Date: January 03, 2020 12:24AM
Let's think about the context.
US policy for a long time was to contain Iran and its ally, Syria, while using the Kurds to isolate and degrade ISIS. Washington then changed its policy to apply intense pressure to Iran. But what was the goal of that pressure? The American government has said that regime change is the goal, and Iran has no way out. So US policy is basically, "Iranian government, die." For some reason the Iranian government is unwilling to accede to that plan.
Meanwhile the US abandoned the Kurds, which can't contain Syria or the remnants of ISIS, and then withdrew most US forces from Syria. The effect of that was to hand that country to Iran and Russia. Iran followed up, predictably, by establishing bases in Syria from whence to attack US allies and US forces if and when it wants. Washington might find that upsetting, but one wonders what alternative Iran had given that the US doesn't want any deal short of the collapse of the government.

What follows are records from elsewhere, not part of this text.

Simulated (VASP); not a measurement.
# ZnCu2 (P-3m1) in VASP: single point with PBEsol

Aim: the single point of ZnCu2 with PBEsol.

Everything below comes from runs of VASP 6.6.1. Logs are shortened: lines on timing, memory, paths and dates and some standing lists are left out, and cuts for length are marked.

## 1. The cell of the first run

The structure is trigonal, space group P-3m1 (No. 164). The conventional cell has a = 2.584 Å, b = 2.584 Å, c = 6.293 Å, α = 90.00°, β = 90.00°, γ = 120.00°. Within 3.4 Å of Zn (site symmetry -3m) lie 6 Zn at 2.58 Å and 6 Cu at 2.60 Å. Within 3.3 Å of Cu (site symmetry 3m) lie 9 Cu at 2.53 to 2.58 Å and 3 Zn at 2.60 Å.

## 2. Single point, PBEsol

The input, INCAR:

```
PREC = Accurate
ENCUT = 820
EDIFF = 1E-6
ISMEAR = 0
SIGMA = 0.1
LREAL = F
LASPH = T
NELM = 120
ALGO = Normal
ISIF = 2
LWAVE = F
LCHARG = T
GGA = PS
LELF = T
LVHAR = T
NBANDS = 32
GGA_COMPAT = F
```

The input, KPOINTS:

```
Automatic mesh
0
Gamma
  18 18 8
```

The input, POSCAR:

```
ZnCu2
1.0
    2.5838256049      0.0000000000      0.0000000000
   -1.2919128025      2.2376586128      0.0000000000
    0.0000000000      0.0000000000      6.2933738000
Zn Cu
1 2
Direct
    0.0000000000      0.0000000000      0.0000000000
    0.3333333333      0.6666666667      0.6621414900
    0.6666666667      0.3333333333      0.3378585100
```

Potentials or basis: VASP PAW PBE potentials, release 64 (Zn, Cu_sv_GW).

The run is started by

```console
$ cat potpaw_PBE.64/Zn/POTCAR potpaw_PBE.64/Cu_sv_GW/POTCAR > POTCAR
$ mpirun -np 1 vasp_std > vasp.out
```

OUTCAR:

Then Washington attacks the bases in Syria that American policy had just handed to Iran. Would a government in Teheran that has its back to the wall tolerate that? Of course not. So Iran decided to deliver a message. It could have killed dozens of US troops or blown up the embassy (its agents were, after all, on the the embassy grounds) but chose a more moderate attack: break windows, burn stuff, but don't kill anyone. The message was, "hey, US, you have forces and diplomats in our neighborhood and we can hit them anytime we want." It was a warning.
Now the US has escalated the conflict sharply. Iran has already, through the message it conveyed with the embassy attack, explained what it will do: some form of attack on US interests somewhere in the Middle East, interests that are too numerous to be defended simultaneously. The US may well react aggressively, and war might ensue, but does Iran have any alternative given that US policy is to destroy the Iranian government?
A basic principle of geopolitics is that if you pressure an enemy, you must be prepared for war. The only way to avoid that is to offer the enemy a way out of its dilemma. But since the US has not offered an exit, Iran has no alternative but to fight for its survival. This fact is a direct result of US policy, a curious policy for a government that promised to withdraw US forces from the Middle East.
This is how wars start. It is how the US grows more deeply enmired in regional conflicts.